Seems like a thousand years to go

Seems like a thousand years to go April 28, 2016

• A pair of Raw Story posts yesterday have me thinking of Bad Jackie — for two different reasons. “Deeply unlucky man gets bitten on penis by venomous spider” and “On Tim Robbins, election fraud and how nonsense spreads around the Internet.”

• “… but the studious avoidance of the insanity we’d all just witnessed was like churchgoers at coffee hour discussing the homily without mentioning that the priest delivered it buck naked.”

The rest of Paul Glastris’ post is worthwhile too — although I’m less interested in the particular complaint about MSNBC’s coverage than about the larger dynamic of what they’re not covering, what he describes as “the ocean-wide difference between how the two front-runners behaved in this crucial moment, how one of them is clearly a frightening lunatic, and what that means for the country.”

Mostly, though, I just really liked that church coffee-hour analogy.

• Culture warrior Larry Tomczak of Liberty Counsel is freaking out about Beyonce’s “Lemonade” album. He calls it “an outrage” and “idolatry.”

Pretty safe to assume, then, that Tomczak must be cheating on his wife. (That’s the likeliest and most charitable explanation. It could also be, of course, that Tomczak is just a big honkin’ racist just for some reason can’t fathom a self-confident black woman.)

WhenLifeGivesU
You don’t have to love it, but if you’re a married man who’s freaking out condemning “Lemonade” then, yeah, we’re all going to assume you’re cheating on your wife.

• Been reading about Steven Chase Brigham for years as pro-choice activists, feminist journalists and women’s groups have called for this irresponsible and predatory abortion provider to be shut down. Still kind of shocked that anti-abortion groups haven’t yet latched onto this guy the way they did with Gosnell a year or so after pro-choice groups, feminists, and the cops first went after him.

Eventually, that will happen. Anti-abortion groups will discover Brigham and try to paint him as a representative of all of the people who’ve been trying to shut him down for years. Then they’ll indignantly demand to know why no one has ever mentioned him before they broke the news to the world. Lather, rinse, repeat.

John Turner goes way back to provide some historical context for Mississippi’s new law allowing churches to hire armed guards for their services. Turner traces the history back to the Security Act of 1739 in Carolina, a law that required all the white men of the colony to carry guns to and into church on Sundays. This was due to fear of slave revolts. This was followed by another law forbidding slaves from growing their own food, gathering in groups, and learning to read.

I’m not sure what that history suggests about Mississippi’s new program to arm its churches, but it’s another reminder that white enslavers always knew it was reasonable to fear that slaves would want to revolt, which is to say that white enslavers always knew that slavery was odious and unjust for the slaves, which is to say that white enslavers always knew — without any real doubt — that slavery was evil. They knew that it was perfectly reasonable, predictable, and even justifiable to expect slaves to want to escape or to seek to overthrow their tormentors. They knew.

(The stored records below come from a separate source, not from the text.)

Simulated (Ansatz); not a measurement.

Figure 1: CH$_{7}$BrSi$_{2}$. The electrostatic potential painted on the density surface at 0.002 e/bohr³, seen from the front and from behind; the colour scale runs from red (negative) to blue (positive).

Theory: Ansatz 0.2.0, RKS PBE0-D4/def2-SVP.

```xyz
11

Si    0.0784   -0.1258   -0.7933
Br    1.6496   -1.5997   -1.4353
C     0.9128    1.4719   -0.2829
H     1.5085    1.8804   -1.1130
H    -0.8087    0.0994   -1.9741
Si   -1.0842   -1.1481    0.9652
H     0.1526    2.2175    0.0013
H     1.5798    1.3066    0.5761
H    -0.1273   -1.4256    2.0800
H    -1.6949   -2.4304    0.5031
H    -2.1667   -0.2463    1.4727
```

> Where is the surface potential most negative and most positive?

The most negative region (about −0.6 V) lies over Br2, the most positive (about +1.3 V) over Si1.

• I didn’t run into Booman at our local polling place Tuesday here in Chester County, but he’s got a good round-up of election results and implications from the Pennsylvania primary.

I waited in line with a Republican neighbor who was voting for Kasich with the strained desperation of someone who really isn’t sure what he’ll do come November when that’s no longer an option. I get the sense there are quite a few long-term Republicans in that situation. Some, alas, will likely gradually make peace with the Trumpification of their party and will allow themselves to be Trumpified accordingly. But I hope many others resist that.

Meanwhile, up in Luzerne County, Pennsyltucky, a longtime racist skinhead won re-election for a Republican county committee seat. Unlike my neighbor, that guy knows exactly who he’s voting for in November.

• Every once in a while I try to remind everyone that this world would be a better place if more people were introduced to the transcendent pure pop of late-20th-century Chicago trio Green. Here’s the Kinks-meet-the-Beach-Boys masterpiece you hadn’t realized you were looking for: “I Know, I Know.” (Yeah, this is from 1987 — from 29 years ago — but so what? If you’ve never heard it before, it’s still brand new for you.)